By Daniel Felman, Lead Data Scientist, SecBI

In Chinese philosophy, the Yin and Yang represent how seemingly adverse poles might actually complement one another and achieve harmony. In cybersecurity, this ancient philosophy perfectly represents the relationship between supervised and unsupervised machine learning. Supervised machine learning is mainly used for detection; while unsupervised machine learning is used for clustering. Whenever cybersecurity vendors provide a solution for one of the fronts in the cyber defense fortress, they tend to fall under one category, either supervised or unsupervised, as if they were independent solutions; when, in fact, these two can cooperate to achieve a common goal: to protect your whole network from sneaky intruders.

Supervised Machine Learning

Supervised machine learning is commonly implemented in cyber for phishing attack prevention, fraud detection, network traffic analysis and file scanning. Based on known malicious behavior, one is able to train an algorithm to automatically detect known incidents similar to the ones previously seen and occasionally, although infrequently, even malware it has never seen. But as technology evolves, so does hacking; new algorithms and techniques iteratively emerge to become unique and undetectable. Actually, every now and then, hackers make use of supervised machine learning themselves to learn how to identify and dodge vulnerabilities on all monitoring defense mechanisms; creating a cat and mouse game which is not scalable for any automated system.

Unsupervised Machine Learning

On the other hand, with unsupervised machine learning algorithms, one is able to associate and cluster together different communications based on similarities on their individual and collective behavior between users and destination hosts. Then, by learning baselines and deviations, not only does the algorithm become able to distinguish any abnormal behavior, but also conglomerate similar activities to organize all alerts and reduce noise. When translated to a product, this technique facilitates the day-by-day work of SOC teams by grouping together all the malicious activity generated from the same source as well as any other activity that behaves similarly; even identifying incidents in their early stages to be mitigated before they can do any harm. It is important to note, this unique capability is prone to false positive alerts whenever it encounters unusual cases – such as a software update or online streaming – unless it is done properly.

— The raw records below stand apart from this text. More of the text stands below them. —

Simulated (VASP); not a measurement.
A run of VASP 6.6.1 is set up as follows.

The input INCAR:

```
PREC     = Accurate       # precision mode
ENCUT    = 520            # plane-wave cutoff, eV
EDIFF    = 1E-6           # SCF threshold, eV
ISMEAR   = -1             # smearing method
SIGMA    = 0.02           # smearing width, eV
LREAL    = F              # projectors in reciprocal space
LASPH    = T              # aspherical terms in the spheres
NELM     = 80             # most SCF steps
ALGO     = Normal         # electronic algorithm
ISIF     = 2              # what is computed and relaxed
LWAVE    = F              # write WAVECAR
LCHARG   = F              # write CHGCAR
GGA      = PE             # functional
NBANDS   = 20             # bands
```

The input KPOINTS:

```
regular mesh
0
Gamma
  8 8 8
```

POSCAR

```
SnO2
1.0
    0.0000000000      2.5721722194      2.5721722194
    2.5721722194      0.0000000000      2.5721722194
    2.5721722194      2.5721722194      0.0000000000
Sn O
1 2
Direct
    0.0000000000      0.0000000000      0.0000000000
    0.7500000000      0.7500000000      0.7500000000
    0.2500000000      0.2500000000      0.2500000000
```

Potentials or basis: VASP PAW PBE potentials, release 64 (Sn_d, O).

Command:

A New Solution: Semi-Supervised Machine Learning

In cybersecurity, these two machine learning branches can beautifully complement each other in cycles.
To start, basic profiles are extracted from all sources, destinations, and communications between them using supervised machine learning. Then, the first clustering – unsupervised – iteration is performed based on these individual properties. After that, another supervised round of detection is run; but this time extracting more meaningful -cumulative- behavior indicators from the clustering arrangement. The cycle continues with another clustering run taking into account all the detections found so far.
In other words, whenever the supervised machine learning algorithm runs, it generates new analytics that can be used by the unsupervised machine learning. And whenever the unsupervised machine learning algorithm runs, it collects the analyzed entities (for example, the network traffic between a user to a destination host) and rearranges them into new clusters, which can be analyzed again by the supervised algorithm to find suspicious activity from the new collective properties. This cycle goes on until the harmonic sweet spot is found. In conclusion, it is safe to assert that when used together, supervised and unsupervised machine learning complement and strengthen each other, like Yin and Yang, and should be utilized as such.